Skip to main content

The Best Science Fiction Movies (Part 3)



This is the third installment of my list of favorite Science fiction films. Again, these are in no particular order.

Alien. Is it horror, or is it science fiction. Of course it is both. The first time I saw Alien it scared the willies out of me. Just so you know, I am not generally a fan of scary movies. I usually don’t watch them unless they are of the campy low budget variety that are so bad they are good. Something attracted me to go and see that film even though I knew it would be scary. It must have been the trailer. Although the marketing made it absolutely clear that this was going to be scary. But something about it caught my interest. The trailer looked so good.  I went to the theater to watch it, and it was quite a ride. The cast was excellent from Tom Skerritt and Yaphet Kotto, and Ian Holm, to a new actress I had never heard of before with the unlikely name of Sigourney Weaver. I was quite taken with Weaver’s portrayal of Ellen Ripley, second in command of the Nostromo. She sold me on the film. Under the direction of Ridley Scott all the actors had a loose naturalistic acting style that made it seem more real. The film is moody and atmospheric. Everything about it looked different from any Sci-fi film I had ever seen. The future was not all gleaming white with glowing buttons that went ‘boing’. No. This future was as dirty and sweaty and as messy as real life. The creature that they find is terrifying and strange, and yet there are aspects of it that seem almost familiar. The larval stage looked like a sea creature that you might possibly find on earth. And in fact, the creature’s life cycle was patterned after some species of wasps who lay their eggs in host prey and the larvae eat their way out, killing the host.

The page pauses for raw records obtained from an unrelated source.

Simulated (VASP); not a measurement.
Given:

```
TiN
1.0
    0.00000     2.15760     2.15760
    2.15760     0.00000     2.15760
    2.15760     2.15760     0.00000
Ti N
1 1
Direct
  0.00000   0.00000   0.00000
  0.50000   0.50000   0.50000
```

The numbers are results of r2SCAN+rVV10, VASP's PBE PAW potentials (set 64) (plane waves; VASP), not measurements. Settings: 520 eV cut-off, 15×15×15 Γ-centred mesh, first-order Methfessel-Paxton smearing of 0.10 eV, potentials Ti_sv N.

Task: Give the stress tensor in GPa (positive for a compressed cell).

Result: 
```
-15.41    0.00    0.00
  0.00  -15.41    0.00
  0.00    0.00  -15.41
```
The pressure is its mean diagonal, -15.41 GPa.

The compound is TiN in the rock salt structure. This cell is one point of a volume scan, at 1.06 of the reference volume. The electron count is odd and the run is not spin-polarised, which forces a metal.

All of these things helped make the film seem more real which lead to greater emotional investment in the story and characters. For those who say that the sequel Aliens is better than the original, I disagree and refer you to last week’s discussion about sequels.

The Day the Earth Stood Still. On the one hand it is yet another 1950’s flying saucer movie. Yet it is so far above all the others of that ilk that it hardly bears comparison. The production values are first rate. The story is intelligent and they obtained some fine actors: Michael Rennie, Patricia Neal, and Sam Jaffe. Alien spaceman Klaatu comes to Earth to tell us humans to stop being so stupid, petty, hate-filled, and war like. If we don’t, they (the space-faring species that he represents) will end us. The film was made during the cold war. Klaatu’s message seemed right on point. Unfortunately it seems that humanity hasn’t progressed much from the 1950’s. The cold war may be over, but the hate mongering paranoia is still with us. Let’s just hope someone like Klaatu isn’t out there watching us.

Blade Runner. Another Ridley Scott entry. It had a wonderful starting point. It was based on a novel by Philip K. Dick called Do Androids Dream of Electric Sheep. (Philip K. Dick has been a wonderful resource for Hollywood. At least ten movies and three television series have been based on his stories). I read the novel years after seeing the movie. The film and the novel are quite different. The bones of the story are there in the film but it diverges from the novel in tone and explores new ground. We follow a detective as he tries to track down five illegal replicants (artificial humans). The main theme of Philip K. Dick’s story is still there in the film:  at what point does artificial intelligence deserve human rights?  At what point is it no longer artificial? Once again there is a dark and gritty feel to the film. We can almost smell the Los Angeles of 2019. (Really? 2019? We are almost there. Where are the flying cars? For that matter, where are the replicants?) On the surface it is a noir detective story. But deeper questions keep coming to the top. And there is the wonderful work By Harrison Ford and Rutger Hauer.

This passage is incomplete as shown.